Many of us know friends and loved ones who have a tendency to remain glued to their phones, browsing social media even when amongst good company. According to a study in Frontiers in Psychology, the function that we are most addicted to on our phones can reveal our desire to connect with people. However, using phones to connect can put you at risk of hyper-social monitoring, which may cause you to spend less time socialising in real life. This may, unfortunately, point the user to an overall sense of loneliness over time.
While many of us are quick to dismiss such behavioural patterns as being indicative of social media addiction, can this modern communication medium truly be considered the culprit? There many clues that suggest that such individuals are also the type that typically crave social recognition and acceptance, insofar that it is the idea of establishing a connection with other parties that appeals to them.
If that is the case, why not just talk to more people or be more engaging publicly? The reason why online social interaction prevails under such circumstances is due to its convenience and relative safety. It is far easier (and less awkward) to begina conversation with an absolute stranger online than it is on the street. The relative anonymity of digital communication also presents less risks. Lastly, the entire process is incredibly streamlined: just curate your content, click a button and you’re done!
Addiction to social media without a doubt exacerbated from its convenience and instantaneous connection. This can cause the user to rely on a false sense of connection in the long run after habitual and excessive usage. In fact, research suggests that young people are especially vulnerable to changes in brain chemistry when too much time is spent on their phone. This can lead to anxiety and depression when not managed.

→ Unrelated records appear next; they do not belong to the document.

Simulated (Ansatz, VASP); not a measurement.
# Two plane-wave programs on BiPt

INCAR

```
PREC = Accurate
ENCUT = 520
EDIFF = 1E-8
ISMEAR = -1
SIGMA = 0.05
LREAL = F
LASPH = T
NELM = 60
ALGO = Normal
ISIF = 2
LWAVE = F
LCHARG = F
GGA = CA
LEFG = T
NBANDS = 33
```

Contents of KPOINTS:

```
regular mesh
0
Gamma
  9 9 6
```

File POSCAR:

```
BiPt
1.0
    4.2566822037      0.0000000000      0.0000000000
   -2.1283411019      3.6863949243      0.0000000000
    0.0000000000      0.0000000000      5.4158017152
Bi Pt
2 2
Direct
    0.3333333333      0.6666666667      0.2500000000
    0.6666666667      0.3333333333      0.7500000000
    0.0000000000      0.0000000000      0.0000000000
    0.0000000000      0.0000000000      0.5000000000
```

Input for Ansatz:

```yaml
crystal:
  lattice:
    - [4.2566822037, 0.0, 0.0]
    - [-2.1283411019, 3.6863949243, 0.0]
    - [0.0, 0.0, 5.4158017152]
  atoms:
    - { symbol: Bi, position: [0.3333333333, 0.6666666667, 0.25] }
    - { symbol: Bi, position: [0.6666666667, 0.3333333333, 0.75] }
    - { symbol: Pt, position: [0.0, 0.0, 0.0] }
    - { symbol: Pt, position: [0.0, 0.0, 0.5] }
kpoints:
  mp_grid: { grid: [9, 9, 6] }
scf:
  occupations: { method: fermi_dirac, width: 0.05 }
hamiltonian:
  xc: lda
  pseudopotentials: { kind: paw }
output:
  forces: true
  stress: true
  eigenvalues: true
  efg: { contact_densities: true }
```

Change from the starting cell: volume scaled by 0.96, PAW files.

Herein lies the question of what kind of underlying forces drive this behaviour. Social media addiction may ultimately stem from the need to connect and reach out to someone. We may wish to seek reassurance or recognition from others, the volume at which this can be done is amplified on social media. Are we trying to fill a void, or we simply feeling unsatisfied with what we currently have? Regardless of what it is, having more meaningful, real-life conversations with a closer group of friends will prove more fulfilling (quality over quantity). In addition, not being distracted by what goes on in the digital realm it will help you develop more engaging relationships.
Social media addiction has been arguably normalised. However, the doses of dopamine that come with every like, share, or comment can have repercussions if unregulated. Start with checking your phone less often today and redirect your energy and time towards appreciating what’s happening around you instead. The real world has so much more to offer than what you’d get online!